Association of Ideas Theater: I saw a few minutes of Eddie and the Cruisers on Fuse the other day and realized it's not just a determining influence on Velvet Goldmine--past the point of plagiarism, thinly veiled by Haynes' attempts to reference Citizen Kane as cover (as I've mentioned before here)--but also quite a large one on The Watchmen, of all things. Conceptually, I mean; it's by no means a good film, but the premise had promise. Surely it and The Big Chill have some shared ancestor movie--one schematically closer than Kane? They're from the same year but awful similar.

Perhaps both owed something to The Man Who Fell to Earth, since in its bizarre way that movie, too, was a descendant of Citizen Kane--a debt alluded to and/or dodged in its overt Third Man obsession, I guess. There are only three failures there, but every good screenwriter knows three occurrences suggest infinity.

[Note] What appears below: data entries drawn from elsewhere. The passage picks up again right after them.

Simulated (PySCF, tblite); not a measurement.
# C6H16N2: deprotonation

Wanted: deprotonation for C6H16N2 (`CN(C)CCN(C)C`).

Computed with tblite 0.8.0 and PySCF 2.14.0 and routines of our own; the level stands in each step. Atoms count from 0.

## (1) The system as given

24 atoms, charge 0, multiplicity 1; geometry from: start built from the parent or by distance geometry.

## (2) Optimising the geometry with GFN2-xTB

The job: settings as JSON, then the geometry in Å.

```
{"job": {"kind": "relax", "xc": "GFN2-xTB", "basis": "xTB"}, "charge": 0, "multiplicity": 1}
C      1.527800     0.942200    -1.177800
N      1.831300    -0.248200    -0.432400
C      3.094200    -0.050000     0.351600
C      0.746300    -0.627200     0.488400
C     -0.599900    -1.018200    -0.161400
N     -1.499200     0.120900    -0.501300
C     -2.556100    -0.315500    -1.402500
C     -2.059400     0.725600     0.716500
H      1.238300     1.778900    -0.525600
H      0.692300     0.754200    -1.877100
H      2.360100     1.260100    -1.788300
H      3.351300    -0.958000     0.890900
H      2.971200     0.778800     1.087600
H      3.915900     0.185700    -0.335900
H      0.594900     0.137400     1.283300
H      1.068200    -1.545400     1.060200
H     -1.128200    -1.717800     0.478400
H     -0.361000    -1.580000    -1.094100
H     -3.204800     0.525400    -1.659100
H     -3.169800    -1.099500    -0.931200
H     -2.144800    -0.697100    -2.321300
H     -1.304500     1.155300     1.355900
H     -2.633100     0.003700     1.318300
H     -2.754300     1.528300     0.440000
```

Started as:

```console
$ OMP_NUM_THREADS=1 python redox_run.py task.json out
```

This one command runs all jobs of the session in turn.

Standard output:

Looking for sparks among the scattered ember-members of something that once seemed real isn't unrelated to the falling away of a normal society or questing band, one by one (maybe inaugurated by "Childe Roland" and immediately echoed in Idylls of the King?), found in or varied on in The Grapes of Wrath, The Crying of Lot 49, Catch-22, Blood Meridian and elsewhere. The And Then There Were None tradition and the horror movie paradigm it spawned is another, less interesting cousin. Does Moby Dick predate "Roland"?

The last movement of The Last of the Mohicans movie is a striking example of cast attrition, though I don't know how closely it sticks to Cooper.

The broader attrition tradition must go back long before Cooper. Something's hovering near my consciousness. A Christmas Carol? Rime of the Ancient Mariner? Perhaps something in Shakespeare--progressive isolation is important in King Lear and Macbeth. Not insignificant in Julius Caesar and Richard III, either...

Oh, duh, The Odyssey.

I think I really must be forgetting some link or links in the Eddie part of the family tree though. I don't mean mere Kane imitations, like Lenny or whatever, but ones connecting the dead or missing Kane figure with a lost American innocence, the '60s, something like that.